DALLAS -- The bagpipes played. The bell rang. The dispatcher's final call sounded without answer.

It was a public display of dignity after 12 brothers' deaths in the West, Texas, explosion last month. And for all the respect shown in public, much more was given in private.

It's always that way.

Jack Ayres is a Dallas lawyer who used to be a paramedic, and before that, a police officer. But his title of Honorary Dallas Fire Chief means more.

"I think it's one of the greatest honors of my life," he said.

He was given the title as a thank you for his work with Friends of Dallas Fire and Rescue, which gives to Dallas firefighters who sacrifice everything, like his close friend Captain Kenny Harris.

Harris was one of 12 emergency responders who died April 17 in the fertilizer plant explosion in West.

"[He was an] excellent fire commander. I never saw any better," Ayres said of his friend. "We have some that are as good probably; but none better."

Ayres got a call in the middle of the night that Harris might have been hurt, but in all the confusion on the scene, he was missing.

It wasn't long before the next call came. Harris had died.

Friends of Dallas Fire and Rescue gives immediate financial and emotional assistance to families of fallen Dallas firefighters. Ayres could only do that if he went to West.

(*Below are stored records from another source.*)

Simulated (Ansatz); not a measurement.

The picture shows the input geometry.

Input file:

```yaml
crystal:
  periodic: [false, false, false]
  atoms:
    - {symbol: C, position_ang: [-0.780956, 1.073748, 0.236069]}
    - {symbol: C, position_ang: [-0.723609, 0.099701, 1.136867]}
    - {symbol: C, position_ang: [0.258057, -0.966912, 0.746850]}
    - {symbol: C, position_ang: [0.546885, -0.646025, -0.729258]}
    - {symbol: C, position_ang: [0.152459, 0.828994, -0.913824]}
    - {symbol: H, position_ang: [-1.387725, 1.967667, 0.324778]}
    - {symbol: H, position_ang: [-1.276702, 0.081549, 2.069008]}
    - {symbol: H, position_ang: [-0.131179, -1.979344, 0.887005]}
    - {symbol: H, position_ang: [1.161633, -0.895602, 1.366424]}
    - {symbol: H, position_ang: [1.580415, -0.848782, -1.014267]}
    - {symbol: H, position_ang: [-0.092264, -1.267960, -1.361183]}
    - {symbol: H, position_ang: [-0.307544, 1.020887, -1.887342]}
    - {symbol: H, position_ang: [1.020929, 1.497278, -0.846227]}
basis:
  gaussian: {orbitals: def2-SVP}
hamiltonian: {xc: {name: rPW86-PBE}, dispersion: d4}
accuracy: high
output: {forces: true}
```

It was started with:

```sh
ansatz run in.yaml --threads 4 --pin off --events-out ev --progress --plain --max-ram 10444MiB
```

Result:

When he arrived, Harris' men had beat him there.

"In the fire department, there's a tradition that if one of our members dies on the fire ground, that his body is removed by the crew that he worked with," he said. "I remember his men saying to me that they didn't want him left out in the rain by himself."

"Our job was to do whatever was necessary to have his body removed with full departmental honors," Ayres continued.

In the morning, once investigators gave them clearance, Harris' crew pulled their captain's body from the site of the explosion. Then they did the same for the 11 other fallen responders, giving them a final salute, in silence.

"That's a very important tradition for the fire service," Ayres said.

It's been four weeks and the honorary chief's job hasn't ended, because Friends of Dallas Fire and Rescue never stops. They give support long after the tributes are over. If a firefighter is seriously injured or killed, they move in.

"How many people do you know of that will die for somebody they don't know, and will do it without question, without hesitation?" Ayres said. "Those are the people we serve, and we serve them because they serve us."

Carry the Load will donate some of what it raises from its Memorial Day walk to Friends of Dallas Fire and Rescue. It's a rather fitting thanks for quietly carrying a heavy load.